19

I'm looking for a Python package that implements multivariate linear regression.

(Terminological note: multivariate regression deals with the case where there are more than one dependent variables while multiple regression deals with the case where there is one dependent variable but more than one independent variables.)

Franck Dernoncourt
  • 5,862
  • 12
  • 44
  • 80

2 Answers2

14

You can still use sklearn.linear_model.LinearRegression. Simply make the output y a matrix with as many columns as you have dependent variables. If you want something non-linear, you can try different basis functions, use polynomial features, or use a different method for regression (like a NN).

jamesmf
  • 3,117
  • 1
  • 18
  • 25
2

Just for fun you can compute the feature by hand by forming tuples $seq =(d_1,...,d_N)$ such that $Sum(seq) = \sum^N_{i=1} \leq D$. Once you form those tuples each entry indicates the power the current raw feature should be raised by. So say $(1,2,3)$ would map to the monomial $x_1 x_2^2 x_3^3$.

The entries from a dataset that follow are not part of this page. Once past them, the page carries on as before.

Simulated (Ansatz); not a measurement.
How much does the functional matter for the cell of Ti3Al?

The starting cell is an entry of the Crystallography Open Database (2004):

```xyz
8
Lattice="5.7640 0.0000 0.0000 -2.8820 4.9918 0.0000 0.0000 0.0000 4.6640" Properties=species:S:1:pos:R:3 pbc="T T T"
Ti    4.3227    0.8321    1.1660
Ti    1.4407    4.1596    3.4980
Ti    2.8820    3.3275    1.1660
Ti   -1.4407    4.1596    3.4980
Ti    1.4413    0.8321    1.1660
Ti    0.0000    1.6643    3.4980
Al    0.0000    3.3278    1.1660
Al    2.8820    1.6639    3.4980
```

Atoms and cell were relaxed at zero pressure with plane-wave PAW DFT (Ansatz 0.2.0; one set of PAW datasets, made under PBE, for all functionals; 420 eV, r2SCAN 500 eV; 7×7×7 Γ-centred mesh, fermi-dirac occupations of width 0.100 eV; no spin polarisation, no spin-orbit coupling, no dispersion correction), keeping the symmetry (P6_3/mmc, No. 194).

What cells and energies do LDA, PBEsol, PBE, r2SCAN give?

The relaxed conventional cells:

The code to get the tuples is:

def generate_all_tuples_for_monomials(N,D):
    if D == 0:
        seq0 = N*[0]
        sequences_degree_0 = [seq0]
        S_0 = {0:sequences_degree_0}
        return S_0
    else:
        # S_all = [ k->S_D ] ~ [ k->[seq0,...,seqK]]
        S_all = generate_all_tuples_for_monomials(N,D-1)# S^* = (S^*_D-1) U S_D
        print(S_all)
        #
        S_D_current = []
        # for every prev set of degree tuples
        #for d in range(len(S_all.items())): # d \in [0,...,D_current]
        d = D-1
        d_new = D - d # get new valid degree number
        # for each sequences, create the new valid degree tuple
        S_all_seq_for_deg_d = S_all[d]
        for seq in S_all[d]:
            for pos in range(N):
                seq_new = seq[:]
                seq_new[pos] = seq_new[pos] + d_new # seq elements dd to D
                if seq_new not in S_D_current:
                    S_D_current.append(seq_new)
        S_all[D] = S_D_current
        return S_all

then it should be easy to do regression if you know linear algebra.

c = pseudo_inverse(X_poly)*y

example. Probably better to do regularized linear regression though if your interested in generalization.


Acknowledgements to Yuval is CS exchange for the help.